The Goverenment and Industry Partnership VS the Motivation for the Non-Profit Organization

A few years ago I read two books:

The Free Agent Nation by Daniel H. Pink

The Non-Profit Economy by Burton Allen Weisbrod

The Free Agent Nation now seems like a relic from our distant past, while the principles in The Non-Profit Economy, which lays out the distinctions and roles that separate the private economy, government, and the non-profit economy, cry for public review.

While I was searching for The Nonprofit Economy, I came upon this paper, which expands upon the work of Weisbrod, published in Munich by Giovanni Cerulli


The redistributive role of non-profit organizations


ABSTRACT

By starting from the consideration that non-profit organizations cover a significant re-distributive function beside that of governmental agencies, the paper questions why government prefers to finance via transfers private entities likewise lucrative and non-lucrative entities rather than produce these goods directly.

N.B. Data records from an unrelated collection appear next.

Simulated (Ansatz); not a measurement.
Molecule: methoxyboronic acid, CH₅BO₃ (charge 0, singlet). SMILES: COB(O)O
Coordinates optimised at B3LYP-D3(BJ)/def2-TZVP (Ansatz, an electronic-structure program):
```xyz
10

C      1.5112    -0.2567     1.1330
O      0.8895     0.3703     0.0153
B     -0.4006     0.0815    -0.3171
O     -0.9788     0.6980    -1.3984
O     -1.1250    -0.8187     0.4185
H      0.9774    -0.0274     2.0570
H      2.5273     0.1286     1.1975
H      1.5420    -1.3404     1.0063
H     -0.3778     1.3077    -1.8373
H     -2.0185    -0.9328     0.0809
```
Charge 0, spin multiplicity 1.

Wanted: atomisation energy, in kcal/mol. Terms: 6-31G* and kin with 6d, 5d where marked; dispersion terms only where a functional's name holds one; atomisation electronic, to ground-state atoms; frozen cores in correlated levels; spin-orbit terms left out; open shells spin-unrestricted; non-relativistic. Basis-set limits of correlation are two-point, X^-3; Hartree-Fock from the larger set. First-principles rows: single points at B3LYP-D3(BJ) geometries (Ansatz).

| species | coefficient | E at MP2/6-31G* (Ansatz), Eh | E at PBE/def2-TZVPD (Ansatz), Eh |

By generalizing the Hansmann (1996) theory, we propose a “make or buy” approach in which the choice among three different ownership regimes (governmental, non-profit and for-profit) providing services in public benefit oriented sectors is affected not only by costs reduction (X-efficiency) but also by the level of transfers (degree of “redistribution”) decided at a political level.

QUOTE:


Nonetheless, as suggested by Borzaga (2001), two elements seem to be overlooked by this literature. The first relies on a scarce attention devoted to the internal structure of the non-profit institution that still remains an unexplored black box; the second refers to the fact that this literature has quite completely overlooked the evident fact that non-profit organizations also hold a relevant “redistributive function”, that is, they are set up for and operate with the explicit goal of modifying the distribution of income when the current one is considered as not consistent with social preferences (Borzaga, 2003, p. 39). This aim is particularly distinctive for non-profit organizations working within public benefit oriented sectors where, as we will see, beside the need for efficiency society considers also the need for equity. The paper aims to analyze this second issue by deepening the first one.